The power utility on Wednesday continued with stage 2 of rotational load shedding as a number of generating units were still out of service due to breakdowns.
Michael van Wyk, from Vanrhynsdorp in the Matzikama Municipality, works from home as a graphic designer and said he had to plan his projects according to when the electricity was on.
But working to deadline, and Eskom not adhering to its load shedding schedule, had an adverse effect on business.
This week, load shedding took place twice in the municipality, Van Wyk said, and to add to that it was out of the given time frame.
“It’s bad enough having an outage, as it affects our livelihoods. I work to deadline and every minute counts.”
Luvuyo Rani, who in 2016 was named the Schwab Foundation social entrepreneur at the World Economic Forum, said the impact on revenue could already be felt.
Rani is managing director of Silulo Ulutho Technologies, which has 46 branches in and around Cape Town’s townships.
His company sells second-hand computers, runs internet cafés, a computer school and installs software.
“It’s already tough for small businesses and this makes it worse. I have had computers destroyed because of load shedding,” Rani said.
Eskom did not respond to questions yesterday.
The state-owned company said earlier: “Our maintenance teams continue to work hard to bring the units back to service.
“Customers are reminded to treat all electrical points as live during load shedding. Eskom would like to sincerely apologise for the inconvenience caused.”

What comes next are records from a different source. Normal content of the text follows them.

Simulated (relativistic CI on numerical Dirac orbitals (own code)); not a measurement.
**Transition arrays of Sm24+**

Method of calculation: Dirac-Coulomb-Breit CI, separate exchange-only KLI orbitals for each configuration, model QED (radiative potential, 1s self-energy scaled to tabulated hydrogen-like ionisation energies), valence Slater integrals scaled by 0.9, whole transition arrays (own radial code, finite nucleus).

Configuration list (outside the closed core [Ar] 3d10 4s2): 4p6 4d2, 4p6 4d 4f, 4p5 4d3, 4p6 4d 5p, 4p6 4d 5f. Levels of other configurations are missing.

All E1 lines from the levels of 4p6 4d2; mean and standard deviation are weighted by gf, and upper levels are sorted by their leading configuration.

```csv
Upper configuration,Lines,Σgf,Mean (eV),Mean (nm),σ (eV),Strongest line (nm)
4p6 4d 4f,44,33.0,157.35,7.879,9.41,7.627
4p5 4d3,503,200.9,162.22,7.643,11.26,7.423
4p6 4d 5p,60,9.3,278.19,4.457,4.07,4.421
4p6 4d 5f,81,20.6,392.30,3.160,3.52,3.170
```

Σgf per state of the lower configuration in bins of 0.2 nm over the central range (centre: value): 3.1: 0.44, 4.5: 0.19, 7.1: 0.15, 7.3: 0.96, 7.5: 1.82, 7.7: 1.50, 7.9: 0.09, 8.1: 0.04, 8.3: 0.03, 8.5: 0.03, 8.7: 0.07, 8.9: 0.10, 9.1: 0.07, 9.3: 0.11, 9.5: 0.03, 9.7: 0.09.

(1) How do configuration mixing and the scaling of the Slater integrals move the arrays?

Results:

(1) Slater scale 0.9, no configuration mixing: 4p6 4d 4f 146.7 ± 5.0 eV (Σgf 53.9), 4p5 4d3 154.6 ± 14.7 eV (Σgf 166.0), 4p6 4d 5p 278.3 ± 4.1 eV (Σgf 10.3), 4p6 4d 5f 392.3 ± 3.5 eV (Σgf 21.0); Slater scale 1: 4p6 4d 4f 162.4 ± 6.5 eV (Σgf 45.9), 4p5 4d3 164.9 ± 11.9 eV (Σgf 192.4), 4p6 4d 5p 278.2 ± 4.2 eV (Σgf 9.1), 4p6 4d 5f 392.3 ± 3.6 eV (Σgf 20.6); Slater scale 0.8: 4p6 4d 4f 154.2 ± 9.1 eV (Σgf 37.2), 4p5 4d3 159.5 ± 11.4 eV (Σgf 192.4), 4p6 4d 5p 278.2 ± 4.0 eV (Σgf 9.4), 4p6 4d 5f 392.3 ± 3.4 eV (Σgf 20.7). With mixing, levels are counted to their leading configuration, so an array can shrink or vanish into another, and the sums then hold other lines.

Stage 2 calls for 2 000MW to be rotationally load shed nationally at a given period.
“Load shedding is conducted rotationally as a measure of last resort to protect the power system from a total collapse or blackout.
“We continue to appeal to residents and businesses to use electricity sparingly during this period.
“Please switch off geysers, as well as all non-essential lighting and electricity appliances to assist in reducing demand.”
The Cape Chamber of Commerce has in the meantime urged businesses to be less reliant on Eskom power.
Chamber president Janine Myburgh said: “South Africa has huge reserves of coal, but the problem is that most of this coal is being transported by road at great cost and that problem will not go away quickly.
“Eskom has failed to develop the mines near the power stations and to do so now will cost money that Eskom doesn’t have, and it will take years.”